Wine Spectator: Burgundy: Exploring the Côte d’Or and Chablis – Featuring Domaine Laroche
Opening the first seminar of this year’s New York Wine Experience, senior editor Bruce Sanderson turned to a real-estate aphorism: “Location, location, location.” The refrain applies particularly well to Burgundian winemaking: “The entire hierarchy of quality in the region is based on the location of vineyards,” he said.
A taste of four grand cru Burgundies awaited the room—two Chardonnays and two Pinot Noirs. Sanderson noted that only 1% of all Burgundy wine is classified as grand cru, the region’s highest quality designation. “In addition to the vineyard and its attributes, the human input is important,” he noted, introducing presenters Albéric Bichot of Albert Bichot, Grégory Viennois of Domaine Laroche and Dimitri Bazas of Champy.
Next, Grégory Viennois, technical director of Domaine Laroche, presented the estate’s Chablis Les Blanchots 2014 (93, $110). The domaine maintains a 9th-century cellar and employs biodynamic practices.

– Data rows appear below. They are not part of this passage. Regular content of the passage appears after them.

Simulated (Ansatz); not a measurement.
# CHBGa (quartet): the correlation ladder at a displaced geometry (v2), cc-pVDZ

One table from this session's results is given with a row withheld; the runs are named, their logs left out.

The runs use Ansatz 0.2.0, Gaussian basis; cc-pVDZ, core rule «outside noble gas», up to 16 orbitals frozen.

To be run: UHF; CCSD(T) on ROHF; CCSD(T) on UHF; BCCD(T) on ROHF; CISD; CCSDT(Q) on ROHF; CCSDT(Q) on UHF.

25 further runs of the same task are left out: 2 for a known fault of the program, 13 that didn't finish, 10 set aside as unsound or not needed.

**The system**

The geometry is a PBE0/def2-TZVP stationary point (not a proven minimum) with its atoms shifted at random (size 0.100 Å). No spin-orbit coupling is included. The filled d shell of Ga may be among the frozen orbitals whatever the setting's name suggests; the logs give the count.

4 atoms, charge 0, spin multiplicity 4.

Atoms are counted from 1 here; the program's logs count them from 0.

The name Les Blanchots comes from the word for “white” and refers to the vineyard’s marl soil, a blend of clay and limestone. Eastern exposure limits sunshine to morning hours, begetting wines of elegance and concentration. Viennois called 2014 one of the decade’s best vintages, and he noted the wine’s purity, with flavors of white flowers and salt. Sanderson commented that it was more delicate and floral than the Moutonne.